Regex scan/tokenize from right to left order?

Ruby
1

I’m trying to evaluate an arithmetic operation of prefix type,
“add(multiply(123,432),subtract(add(19,21),124))”, can you make it so
the regex engine scans it backwards?

I’m trying to isolate each word and manipulate it without using split()
and creating another array of o(n) space.

I can parse the string from end to start by character and tokenize it
using string index, but there must be someway to do this using regex
efficiently.

I know that split() creates an array that can be traversed backwards,
but is there anyway to bypass the extra space required by split()? (Does
the ruby interpreter/compiler somehow handle it?)
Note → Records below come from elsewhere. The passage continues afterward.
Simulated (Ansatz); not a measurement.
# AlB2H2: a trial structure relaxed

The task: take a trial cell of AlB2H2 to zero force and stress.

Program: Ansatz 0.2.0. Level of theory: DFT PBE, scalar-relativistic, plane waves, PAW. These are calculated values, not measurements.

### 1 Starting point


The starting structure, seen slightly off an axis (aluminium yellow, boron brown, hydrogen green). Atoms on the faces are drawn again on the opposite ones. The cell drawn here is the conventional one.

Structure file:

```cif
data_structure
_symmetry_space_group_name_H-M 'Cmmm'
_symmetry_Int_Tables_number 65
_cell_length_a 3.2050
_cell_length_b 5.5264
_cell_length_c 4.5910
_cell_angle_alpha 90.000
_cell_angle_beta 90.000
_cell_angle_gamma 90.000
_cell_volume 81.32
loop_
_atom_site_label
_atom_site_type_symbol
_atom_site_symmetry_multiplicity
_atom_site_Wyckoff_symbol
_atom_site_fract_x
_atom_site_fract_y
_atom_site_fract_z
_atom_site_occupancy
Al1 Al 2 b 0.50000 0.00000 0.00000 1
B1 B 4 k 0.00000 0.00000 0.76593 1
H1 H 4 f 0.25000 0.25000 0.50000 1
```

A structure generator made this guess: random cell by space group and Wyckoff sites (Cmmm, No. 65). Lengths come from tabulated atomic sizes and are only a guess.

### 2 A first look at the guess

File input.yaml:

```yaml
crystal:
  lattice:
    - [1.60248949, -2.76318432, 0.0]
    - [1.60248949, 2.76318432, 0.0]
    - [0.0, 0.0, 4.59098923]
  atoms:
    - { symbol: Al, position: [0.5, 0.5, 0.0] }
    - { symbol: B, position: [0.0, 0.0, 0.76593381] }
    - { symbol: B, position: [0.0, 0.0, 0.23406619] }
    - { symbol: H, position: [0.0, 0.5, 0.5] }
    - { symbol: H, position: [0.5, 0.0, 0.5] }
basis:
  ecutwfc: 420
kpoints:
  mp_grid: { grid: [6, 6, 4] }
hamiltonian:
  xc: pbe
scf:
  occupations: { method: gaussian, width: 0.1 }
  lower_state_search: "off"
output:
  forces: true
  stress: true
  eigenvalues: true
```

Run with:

Ultimately, is there anyway to make scan() parse a string backwards?

Thanks

2

You need to show what code you have currently.

3

On Sun, Feb 9, 2014 at 12:43 PM, Tonton S. [email protected]
wrote:

I’m trying to evaluate an arithmetic operation of prefix type,
“add(multiply(123,432),subtract(add(19,21),124))”, can you make it so
the regex engine scans it backwards?

Note Ruby’s regexp engine since 1.9 can parse nested structures (i.e.
non regular languages but context free languages). You’ll find some
hints here
http://www.geocities.jp/kosako3/oniguruma/doc/RE.txt

Ultimately, is there anyway to make scan() parse a string backwards?

No. You can reverse the String but then you also have to reverse the
regexp which is not trivial for all cases.

Kind regards

robert

4

Tonton S. wrote in post #1136122:

I’m trying to evaluate an arithmetic operation of prefix type,
“add(multiply(123,432),subtract(add(19,21),124))”, can you make it so
the regex engine scans it backwards?

why scans backward ?

s=“add(multiply(2,4),substract(add(add(add(1,2),9),add(2,1)),1))”

l=s.split(/([)(,-])/).reject {|a| a==’(’ || a==’)’ || a==’,’ || a==""}
p l
reg=[]

def add(a,b) (a.to_i+b.to_i).to_s end
def multiply(a,b) (a.to_i*b.to_i).to_s end
def substract(a,b) (b.to_i-a.to_i).to_s end

def is_num(a) a=~/^-?\d+$/ end
def is_op(a) a=~/^[a-z]+$/ end

loop do
if is_num(l[-1]) && is_num(l[-2]) && is_op(l[-3])
a,b,op=l.pop,l.pop,l.pop
l.push send(op,a,b)
end
if is_num(l[-1]) && is_num(l[-2]) && is_num(l[-3])
reg << l.pop
end
if is_num(l[-1]) && is_op(l[-2]) && reg.size>0
l.push reg.pop
end
puts “#{l.inspect} || #{reg.inspect}”
break if l.size==1 && reg.size==0
end
p l.last

Perhaps you mix lexical analysis with syntax analysis and evaluator ?